Czech Television broadcast on Sunday an episode of its cycle called “GEN“, which means “gene” in Czech and is said to stand for “Gallery of the Elite of the Nation”, featuring the portrait of the Romani activist, journalist, and mechanical engineering graduate Karel Holomek. Direction of the episode was done by the famous documentary filmmaker, actor and college educator Břetislav Rychlík.

In the program Holomek tells the story of his life, reveals the fate of his family during the Second World War, describes his journey through studying, and talks about his work and his life philosophy. He is the first Romani person to be featured.

“For me personally it is absolutely all the same if I am Romani or Czech, I am just a much Czech as I am Romani,” Holomek says when informed of that fact. He also says that he hesitated to participate in the project because he does not believe in elitism, but ultimately he agreed to do it.
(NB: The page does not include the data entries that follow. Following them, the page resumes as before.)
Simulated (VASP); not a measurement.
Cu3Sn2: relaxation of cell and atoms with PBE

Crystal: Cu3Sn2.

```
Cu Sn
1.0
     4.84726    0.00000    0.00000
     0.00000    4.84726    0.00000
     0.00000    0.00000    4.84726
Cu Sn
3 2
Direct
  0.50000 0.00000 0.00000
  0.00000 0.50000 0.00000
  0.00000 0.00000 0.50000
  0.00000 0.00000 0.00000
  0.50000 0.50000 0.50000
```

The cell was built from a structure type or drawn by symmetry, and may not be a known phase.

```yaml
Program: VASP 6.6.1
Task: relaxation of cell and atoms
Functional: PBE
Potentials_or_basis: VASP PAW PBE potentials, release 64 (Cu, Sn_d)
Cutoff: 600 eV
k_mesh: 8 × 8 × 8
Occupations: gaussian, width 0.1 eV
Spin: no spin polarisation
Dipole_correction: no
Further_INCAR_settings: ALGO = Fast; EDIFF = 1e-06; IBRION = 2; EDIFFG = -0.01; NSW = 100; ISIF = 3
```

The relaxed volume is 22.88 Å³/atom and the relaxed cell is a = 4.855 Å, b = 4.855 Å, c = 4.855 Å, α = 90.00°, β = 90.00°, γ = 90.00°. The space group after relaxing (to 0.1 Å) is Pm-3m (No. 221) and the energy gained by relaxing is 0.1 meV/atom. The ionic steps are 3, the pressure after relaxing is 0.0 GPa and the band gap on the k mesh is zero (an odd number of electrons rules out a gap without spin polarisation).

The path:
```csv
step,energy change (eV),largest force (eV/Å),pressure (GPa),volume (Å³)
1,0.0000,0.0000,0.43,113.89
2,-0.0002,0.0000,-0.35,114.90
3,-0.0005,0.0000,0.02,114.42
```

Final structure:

“Young people like you frequently say to me that we should leave politics out of things. I say you are making an error, the bread you eat and the beer you drink depend on politics. Let’s not forget about what is going on in society, you should not let things that seem bad to you have free reign,” Holomek says during the program, where he is shown speaking to Romani students at a meeting in Brno convened by the ROMEA organization as part of one of the scholarship programs they administer. 

Holomek also gave an interview to the Radiožurnál station of Czech Radio ahead of the broadcast of the “GEN” episode in which he speaks about Romani integration. “In the Czech Republic the prerequisites do exist for this, but first the populism being supported by some politicians has to calm down here, and then it would be a question of one generation,” said Holomek, whose father was the first Romani man to graduate from college in Czechoslovakia. 

First and foremost, in his view, it is necessary to return to the past. Czech and Moravian Romani people had the opportunity to work prior to the Second World War and many of them were traders selling door-to-door.

That social process was interrupted by the war and their previous experiences could no longer be applied after the postwar transition to communism. “The Government has now established, thanks to a group of Roman intellectuals, a program for integration, for including Romani people in society, but it cannot be 100 % fulfilled if it is not supported by society. As is well-known, this society does not like Romani people,” Holomek said in the interview, adding that a certain group of Romani people exists who will never join the rest of society.